Afghan Women Demand Education and Work at Kabul Protest
Demonstrators marched for a few hundred metres before ending the rally as authorities deployed Taliban fighters in plain clothes
About two dozen Afghan women chanting “bread, work, freedom” protested in the capital on May 29 against the Taliban’s harsh restrictions on their rights.
Since seizing power in August 2021, the Taliban have rolled back the marginal gains made by women during the two decades of U.S. intervention in Afghanistan.
“Education is my right! Reopen schools!” chanted the protesters, many of them wearing face-covering veils, as they gathered in front of the ministry of education.
Demonstrators marched for a few hundred metres before ending the rally as authorities deployed Taliban fighters in plain clothes, an AFP correspondent reported.
“We wanted to read out a declaration but the Taliban didn’t allow it,” said protester Zholia Parsi.
“They took the mobile phones of some girls and also prevented us from taking photos or videos of our protest.”

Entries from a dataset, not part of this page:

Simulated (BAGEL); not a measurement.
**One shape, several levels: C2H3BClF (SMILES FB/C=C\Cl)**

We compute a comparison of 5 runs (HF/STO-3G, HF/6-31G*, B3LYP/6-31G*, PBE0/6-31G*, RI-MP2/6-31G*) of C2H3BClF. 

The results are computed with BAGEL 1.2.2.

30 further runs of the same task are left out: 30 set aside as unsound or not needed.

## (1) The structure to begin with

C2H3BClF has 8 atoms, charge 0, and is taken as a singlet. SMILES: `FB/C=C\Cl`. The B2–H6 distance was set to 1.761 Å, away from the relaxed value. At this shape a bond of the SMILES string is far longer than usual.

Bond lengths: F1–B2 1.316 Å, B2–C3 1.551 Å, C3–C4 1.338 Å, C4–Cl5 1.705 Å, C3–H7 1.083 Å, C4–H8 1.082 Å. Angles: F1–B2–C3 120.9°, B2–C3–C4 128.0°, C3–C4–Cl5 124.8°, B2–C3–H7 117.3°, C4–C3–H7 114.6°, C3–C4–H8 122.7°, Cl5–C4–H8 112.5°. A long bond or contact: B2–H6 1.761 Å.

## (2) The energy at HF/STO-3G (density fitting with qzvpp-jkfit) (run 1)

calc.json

After seizing power, the Taliban had promised a softer version of the harsh Islamist rule that characterised their first stint in power from 1996 to 2001. But many restrictions have already been imposed.
Tens of thousands of girls have been shut out of secondary schools, while women have been barred from returning to many government jobs.
Women have also been banned from travelling alone and can only visit public gardens and parks in the capital on days separate from men.